Decades of housing growth

This is according to the Halifax, which has looked at the housing market over the past 50 years and identified the key changes. The analysis starts at the end of the 1950s and commences with the record growth in housebuilding through the 1960s. The worst performing decade for house prices was the 1990s when prices fell by 22% in real terms.

The average UK house price increased by 273% since 1959 in real terms (i.e. after allowing for retail price inflation), at an average annual rate of 2.7%. This is faster than the 2% per annum average rise in real earnings over the period. The average UK house price was £2,507 in 1959 and was £162,085 in 2009.

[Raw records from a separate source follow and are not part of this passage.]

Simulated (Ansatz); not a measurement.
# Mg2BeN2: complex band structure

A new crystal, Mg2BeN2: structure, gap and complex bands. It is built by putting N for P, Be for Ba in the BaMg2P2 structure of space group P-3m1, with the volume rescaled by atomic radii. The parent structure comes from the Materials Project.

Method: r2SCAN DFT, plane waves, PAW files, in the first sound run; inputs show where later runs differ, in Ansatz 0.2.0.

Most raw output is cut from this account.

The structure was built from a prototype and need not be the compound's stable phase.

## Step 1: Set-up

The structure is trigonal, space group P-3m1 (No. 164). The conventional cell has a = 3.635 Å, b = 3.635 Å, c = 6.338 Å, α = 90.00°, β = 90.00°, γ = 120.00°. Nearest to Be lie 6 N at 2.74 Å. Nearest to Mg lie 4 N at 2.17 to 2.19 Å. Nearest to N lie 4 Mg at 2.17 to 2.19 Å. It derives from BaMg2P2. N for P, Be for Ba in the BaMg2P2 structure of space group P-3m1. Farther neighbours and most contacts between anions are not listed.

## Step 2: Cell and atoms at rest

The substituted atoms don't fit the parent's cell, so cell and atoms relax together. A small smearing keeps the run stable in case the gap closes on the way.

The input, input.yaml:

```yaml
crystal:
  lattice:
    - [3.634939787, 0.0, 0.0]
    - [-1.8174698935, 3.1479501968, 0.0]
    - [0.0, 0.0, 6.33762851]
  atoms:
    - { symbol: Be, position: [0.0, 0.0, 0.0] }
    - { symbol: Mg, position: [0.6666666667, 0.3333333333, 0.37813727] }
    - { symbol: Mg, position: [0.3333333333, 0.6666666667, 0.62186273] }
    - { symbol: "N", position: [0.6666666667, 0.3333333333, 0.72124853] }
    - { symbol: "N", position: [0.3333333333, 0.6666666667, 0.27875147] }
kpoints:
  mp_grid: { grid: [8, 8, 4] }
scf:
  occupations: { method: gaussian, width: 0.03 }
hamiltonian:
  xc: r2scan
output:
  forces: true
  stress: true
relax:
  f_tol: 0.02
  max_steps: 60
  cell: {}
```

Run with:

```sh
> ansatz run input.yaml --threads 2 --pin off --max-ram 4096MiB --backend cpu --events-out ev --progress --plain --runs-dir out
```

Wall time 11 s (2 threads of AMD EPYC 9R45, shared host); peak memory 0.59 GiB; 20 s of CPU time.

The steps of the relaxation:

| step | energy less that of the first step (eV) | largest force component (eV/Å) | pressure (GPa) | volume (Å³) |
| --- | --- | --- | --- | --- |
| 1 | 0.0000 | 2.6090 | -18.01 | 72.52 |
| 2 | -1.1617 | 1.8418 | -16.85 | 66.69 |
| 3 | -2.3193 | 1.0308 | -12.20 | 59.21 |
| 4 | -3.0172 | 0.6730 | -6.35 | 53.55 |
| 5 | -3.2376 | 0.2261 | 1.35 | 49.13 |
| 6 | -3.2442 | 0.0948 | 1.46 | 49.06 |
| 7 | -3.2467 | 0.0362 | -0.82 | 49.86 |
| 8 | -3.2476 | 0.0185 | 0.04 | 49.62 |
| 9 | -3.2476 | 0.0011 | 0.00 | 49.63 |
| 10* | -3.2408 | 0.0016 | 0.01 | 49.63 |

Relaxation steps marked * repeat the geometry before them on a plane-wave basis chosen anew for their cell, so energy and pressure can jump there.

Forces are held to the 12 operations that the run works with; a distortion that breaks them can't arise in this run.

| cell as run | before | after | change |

Pronounced cycles have been a key feature of the housing market since 1959. There have been four distinct periods of rapid real house price growth: 1971-73, 1977-80, 1985-89 and 1998-2007. Each of these periods was followed by a significant fall in real house prices.

Owner-occupation in the UK has increased by 25 percentage points from 43% in 1961 to 68% in 2008. The biggest rise in owner-occupation occurred in the 1980s following the introduction of the Right to Buy scheme.

Martin Ellis, housing economist at Halifax, said: "The last 50 years have witnessed some remarkable developments in the UK housing market. There has been a significant shift towards owner-occupation with the majority of households now living in their own homes rather than renting. There have also been substantial changes in both the number of households and their composition; the typical UK household now is very different to 50 years ago.

“Levels of housebuilding have fallen sharply over recent decades, led by a reduction in building by the public sector. At the same time, the types of homes built have altered greatly both in terms of type and amenities. No doubt, there will be further dramatic changes over the coming years, most likely including ways that we are currently unable to foresee."